What is the correct way to use a PyTorch Module inside a PyTorch Function?

925 views Asked by At

We have a custom torch.autograd.Function z(x, t) which computes an output y in a way not amenable to direct automatic differentiation, and have computed the Jacobian of the operation with respect to its inputs x and t, so we can implement the backward method.

However, the operation involves making several internal calls to a neural network, which we have implemented for now as a stack of torch.nn.Linear objects, wrapped in net, a torch.nn.Module. Mathematically, these are parameterized by t.

Is there any way that we can have net itself be an input to the forward method of z? Then, we would return from our backward the list of products of the upstream gradient Dy and parameter Jacobia dydt_i, one for each of the parameters ti that are children of net (in addition to Dy*dydx, although x is data and does not need gradient accumulation).

Or do we really instead need to take t (actually a list of individual t_i), and reconstruct internally in z.forward the actions of all the Linear layers in net?

2

There are 2 answers

0
Egan Johnson On

I'm doing something similar, where the static restrictions on PyTorch functions are cumbersome. Similar in spirit to trialNerror's answer, I instead keep the PyTorch function methods static and pass in functions for them to use, which gets around the issues with making the functor non-static:

class NonStaticBackward(Function):
    @staticmethod
    def forward(ctx, backward_fn, input):
        ctx.backward_fn = backward_fn
        # ... do other stuff
        return input

    @staticmethod
    def backward(ctx, grad_output):
        # Call into our non-static backward function

        # Since we passed in the backward function as input, 
        # PyTorch expects a placeholder grad for it. 
        return None, ctx.backward_fn(ctx, grad_output)

Passing in the backwards function every time gets annoying, so I usually wrap it:

def my_non_static_backward(ctx, grad_output):
    print("Hello from backward!")
    return grad_output

my_fn = lambda x: NonStaticBackward.apply(my_non_static_backward, x)

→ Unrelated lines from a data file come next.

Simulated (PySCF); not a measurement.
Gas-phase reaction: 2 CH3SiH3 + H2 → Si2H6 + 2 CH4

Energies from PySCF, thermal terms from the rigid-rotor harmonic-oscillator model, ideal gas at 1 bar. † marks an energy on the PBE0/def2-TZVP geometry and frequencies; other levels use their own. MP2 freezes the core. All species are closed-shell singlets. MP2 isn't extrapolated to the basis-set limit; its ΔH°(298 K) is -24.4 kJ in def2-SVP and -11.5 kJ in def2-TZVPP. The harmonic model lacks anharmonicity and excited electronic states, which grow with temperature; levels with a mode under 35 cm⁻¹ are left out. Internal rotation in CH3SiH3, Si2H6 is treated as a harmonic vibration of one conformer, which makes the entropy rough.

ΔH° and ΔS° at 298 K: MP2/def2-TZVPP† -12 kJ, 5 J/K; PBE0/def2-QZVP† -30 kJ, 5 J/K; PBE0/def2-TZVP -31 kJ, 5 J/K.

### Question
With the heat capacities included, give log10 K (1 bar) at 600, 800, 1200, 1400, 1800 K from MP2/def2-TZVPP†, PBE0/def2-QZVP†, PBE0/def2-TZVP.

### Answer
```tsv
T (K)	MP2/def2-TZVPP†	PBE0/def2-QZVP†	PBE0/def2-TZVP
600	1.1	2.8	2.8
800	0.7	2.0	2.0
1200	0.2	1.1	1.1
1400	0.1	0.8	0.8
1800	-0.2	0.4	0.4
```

y = my_fn(Tensor([1, 2, 3]))

This way, you can write the grad function somewhere where it has access to what it needs: no need to pass net.

5
trialNerror On

I guess you could create a custom functor that inherits torch.autograd.Function and make the forward and backward methods non-static (i.e remove the @staticmethod in this example so that net could be an attribute of your functor. that would look like

class MyFunctor(torch.nn.autograd.Function):
    def __init(net):
         self.net = net
    
     def forward(ctx, x, t):
         #store x and t in ctx in the way you find useful
         # not sure how t is involved here
         return self.net(x) 

     def backward(ctx, grad):
         # do your backward stuff

net = nn.Sequential(nn.Linear(...), ...)
z = MyFunctor(net)
y = z(x, t)

This will yield a warning that you are using a deprecated legacy way of creating autograd functions (because of the non-static methods), and you need to be extra careful with zeroing the gradients in netafter having backpropagated. So not really convenient, but I am not aware of any better way to have a stateful autograd function.